Craig Dodds

Political Bureau

THE SABC’s plan for a 24-hour news channel appears to have hit the skids in the form of hard times and Finance Minister Pravin Gordhan.

A week before he is to present his Medium Term Budget Policy Statement in Parliament, outlining spending plans for the next three years, Gordhan put the SABC on notice yesterday.

He said in a written reply to a parliamentary question on the planned news channel that the broadcaster’s management must “take credible measures to stop wasteful and ill-considered projects and expenditure”.

Leaving little hope that the 24-hour channel would launch any time soon, Gordhan added: “This is not the time for vanity projects. Not when this country faces fiscal constraints.”

Gordhan is expected next week to keep government departments on a tight leash against the backdrop of a widening deficit on the country’s current account, now at 6.4 percent of GDP, and downgrades in its credit rating by two ratings agencies, set to drive up the cost of borrowing.

The SABC had announced the channel would launch last month, but has been silent on it since.

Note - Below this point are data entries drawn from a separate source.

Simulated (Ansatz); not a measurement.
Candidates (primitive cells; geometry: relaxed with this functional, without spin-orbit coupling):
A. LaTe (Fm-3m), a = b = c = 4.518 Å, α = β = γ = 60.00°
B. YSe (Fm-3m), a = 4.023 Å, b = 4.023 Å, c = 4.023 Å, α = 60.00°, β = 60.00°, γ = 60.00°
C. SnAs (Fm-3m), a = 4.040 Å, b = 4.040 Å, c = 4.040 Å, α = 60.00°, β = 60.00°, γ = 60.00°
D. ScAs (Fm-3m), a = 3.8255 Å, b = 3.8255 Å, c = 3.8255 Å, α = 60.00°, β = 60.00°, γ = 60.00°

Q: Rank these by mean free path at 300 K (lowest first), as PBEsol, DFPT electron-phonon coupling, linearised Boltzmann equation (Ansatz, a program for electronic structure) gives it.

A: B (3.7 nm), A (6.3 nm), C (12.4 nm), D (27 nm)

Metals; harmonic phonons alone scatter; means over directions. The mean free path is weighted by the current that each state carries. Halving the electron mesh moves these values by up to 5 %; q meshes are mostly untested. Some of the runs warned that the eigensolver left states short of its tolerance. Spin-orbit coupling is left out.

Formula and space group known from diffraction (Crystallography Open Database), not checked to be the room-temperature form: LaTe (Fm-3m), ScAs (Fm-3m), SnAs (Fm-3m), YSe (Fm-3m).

In its annual report presented to Parliament last week, the SABC reported fruitless, wasteful and irregular expenditure of R22.1m for the 2011/12 financial year.

Though it converted a R129m loss last year into a R343m net profit this year, employee costs soared by 8 percent to R1.75 billion – breaching a target set under a R1.4bn government loan guarantee granted by the Treasury in 2009.

Gordhan said in his reply that the target for employee costs was R1.48bn, indicating the broadcaster was wide off the mark by R227m.

Of the four main conditions attached to the loan guarantee, the SABC had met two, partially achieved one and failed to meet another. They were:

l Develop a turnaround plan – partially achieved. Gordhan said the broadcaster’s corporate plan encompassed an “integrated turnaround plan”, but the corporate plan was being revised to align the budget with the loan guarantee targets;

l Implementation plan for addressing issues raised in the report of the auditor-general – achieved. The SABC had set up a team focusing on the AG’s recommendations and it had been implementing these.

l Cost cutting and revenue enhancement measures to be captured in the shareholder’s compact – not achieved. The compact had yet to be finalised.

l Monitoring Task Team established – achieved. The task team held monthly meetings with the SABC to discuss progress.

The SABC had asked the Treasury in March to relax the conditions of the guarantee, but it had been refused because the problems that had given rise to financial instability in the first place – cost escalations in excess of revenue growth – had not been adequately addressed.

Any relaxing of the targets would increase the risk to the government in relation to the guarantee, Gordhan said. The SABC had been successful in some cost-cutting and revenue enhancement initiatives, but had failed to meet the target for reducing employee costs.

Responding to the parliamentary question from Cope’s Juli Kilian on whether a business plan for the proposed 24-hour news channel had been presented to the Treasury, Gordhan said such a plan had been “shared”, but the financial aspects were still being considered.

Communications Minister Dina Pule has said the projected operational cost of the channel would be R180m a year, rising to R240m in the fifth year. The SABC would also need R75m for capital expenditure.

SABC spokesman Kaizer Kganyago said plans for the launch of the channel were “on track” but could not give a launch date.